On TNA Surviving: "…At this point I would have to say they want to because they are making the cuts and making the business decisions that they have to make to get to that eventuality. But, in a business climate like this where scripted sports entertainment is suffering even at the highest level and with their pay roll and their business model and their pay scale, I think it's going to be tough. If they continue in my opinion it's going to be as a much scaled down version of what they have now. Not to say they can't make it, but if they get into another year from now, say twelve months from right now if they are still around, it will be a much different looking company than what you see now…"
On What Killed WCW: "…It remains one of the great misunderstood era's in a wrestling company in wrestling history. I think now it's becoming more understood as you see what WWE and TNA and Ring of Honor…are doing, that WCW in 1999 wasn't as bad as people remember, and it actually wasn't bad at all…what killed WCW colloquially was letting the inmates run the asylum, you let people have creative control over their character, you let them dictate how many dates they would work, that sort of stuff, instead of having one person in charge or even a committee in charge, you had the talent in charge and that is what killed WCW, not anything else, not the money, not the booking, it was that , that killed WCW…"

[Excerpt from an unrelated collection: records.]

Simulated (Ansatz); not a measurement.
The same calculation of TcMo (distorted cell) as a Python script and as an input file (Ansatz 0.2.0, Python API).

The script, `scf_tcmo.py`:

On Russo and Ferrara Coming to WCW: "…Eric was the one who gave them (the roster) this mega bucks deal and they were making a lot of money with creative control over what their character was doing and how many dates they were working, and now the guy who was making that deal was gone, and their cackles are up, they are ready to get into a fight with the corporate hiercy at WCW at the time and then here comes Vince, and Ed, and Bill Banks, all three of them came down from WWF, guy that they didn't know, who are they gonna push, who are they friends with, who do they hate, so you had all this kissing up going on. Kiss you on the cheek in the front, stab you in the back with a knife, that was going on everywhere in WCW and the sad truth is, none of that was necessary, because Vince, and Ed, and Bill, and eventually Eric all got along and we all just wanted the company to succeed…those four guys…were gonna be terrific together, the creativity and the management there would have been of the charts, but the talent was so frightened of losing their spot and their money and their control, that it just became …almost like a tornado inside the dressing room…"
His Thoughts on Bischoff and Russo: "…First, I want to say you won't ever hear me say anything bad about either Vince or Eric. I had nothing but a great relationship with both of them to this day, in 2013; I would follow them into battle. If they wanted to start up a new company and they wanted me in, I'd be there. I had zero problems with either one of those men and I would do whatever they wanted. I just think the world of both of them…"
On Bash at the Beach 2000: "…I had no idea that was coming. If you go back and watch the stuff with Hulk and Vince and Jeff down in Daytona. ..There are arguments on both sides as to whether that was a shoot or a work…I don't know, I assume everything in wrestling is a work, but I don't know, that sure seemed like a shoot to me. I can tell you 100 percent for sure, what Madden, and Tony, and I were doing at the announce table in the aftermath during that was 100 percent shoot because we didn't know it was coming, at all, we had no clue. What we heard at the end of the production meeting was that Hogan was walking out with the strap, that's all we knew…"
On The Invasion Angle: "…what went wrong with the Invasion angle…I know that answer, I have the answer. That's not even an opinion. The answer is we were WCW guys and Vince was never going to push us. Not me, but the talent, the wrestlers. Vince had this idea that he wanted to have WCW invade the WWE, but it was only to bury WCW. Well, he never had it in...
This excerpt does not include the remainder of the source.